Tuesday 19 March 2013

Another ETF Comparison - Emerging market - EEM vs VWO

As a follow up to the S&P 500 comparison, this is some of the data for the emerging market ETFs.  Originally was going to include this as part of my article but ended runningout of space to show it so figured I'll just put it here or write it up at another date and time.

The two comparisons are the iShares EEM vs the Vanguard VWO.



While EEM has been around longer, in the last year or two, Vanguard VWO has surpassed EEM to become the premier emerging market ETF.  It also has a dramatically low expense ratio, only 1/3 of what EEM is charging.  Note that these numbers are relatively new, until the last few months, VWO was also using the MSCI Emerging Market Index which ended up having a higher cost due to licensing the index from MSCI.  Switching to FTSE Emerging Transition Index is part of the reason the costs are lower.

So what's the difference between these two indices?  The main one is that FTSE does not consider South Korea to be an emerging market anymore and thus is not included in the ETF.  MSCI still does (though under review) so moving forward, there should be a significant impact and divergence between these indices.  EEM actually doesn't fully replicable MSCI actually, instead it has a sampling strategy while VWO is more complete replication.
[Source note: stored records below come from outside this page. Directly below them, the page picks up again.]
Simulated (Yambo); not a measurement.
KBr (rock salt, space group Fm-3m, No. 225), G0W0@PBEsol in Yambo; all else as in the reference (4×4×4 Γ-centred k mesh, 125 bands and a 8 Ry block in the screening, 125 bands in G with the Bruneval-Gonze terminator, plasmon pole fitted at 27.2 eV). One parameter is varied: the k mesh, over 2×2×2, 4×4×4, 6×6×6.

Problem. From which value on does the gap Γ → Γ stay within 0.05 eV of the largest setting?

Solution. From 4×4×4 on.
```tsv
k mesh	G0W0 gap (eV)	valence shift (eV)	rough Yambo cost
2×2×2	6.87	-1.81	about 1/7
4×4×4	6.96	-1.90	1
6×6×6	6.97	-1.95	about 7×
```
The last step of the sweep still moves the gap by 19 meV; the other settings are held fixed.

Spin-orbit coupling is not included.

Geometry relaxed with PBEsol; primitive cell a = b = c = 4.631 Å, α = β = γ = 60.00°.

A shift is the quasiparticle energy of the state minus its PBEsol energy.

As an example of the difference, Samsung is the top holding in EEM at 3.86% which would not be found in VWO moving forward.  However, the date for change is uncertain as Vanguard still lists Samsung in the holdings as of Feb 28.


Here are the chart showing the return performance of the two funds from their prospectus.  Note that in general VWO beats EEM quite significantly several years.

 

Here is the performance delta.  There are several years where EEM changes dramatically vs the index, part of this is due to the sampling strategy.

If you start from 2006 where both has return data, you'll find that you'll end up with 66.7% return on EEM during that time frame but end up with 72.4% on VWO.  That is a huge 5% difference for two funds that are supposedly very similar.

Seems quite obvious which one you should purchase....(assuming South Korea representation doesn't throw any wrenches into that plan).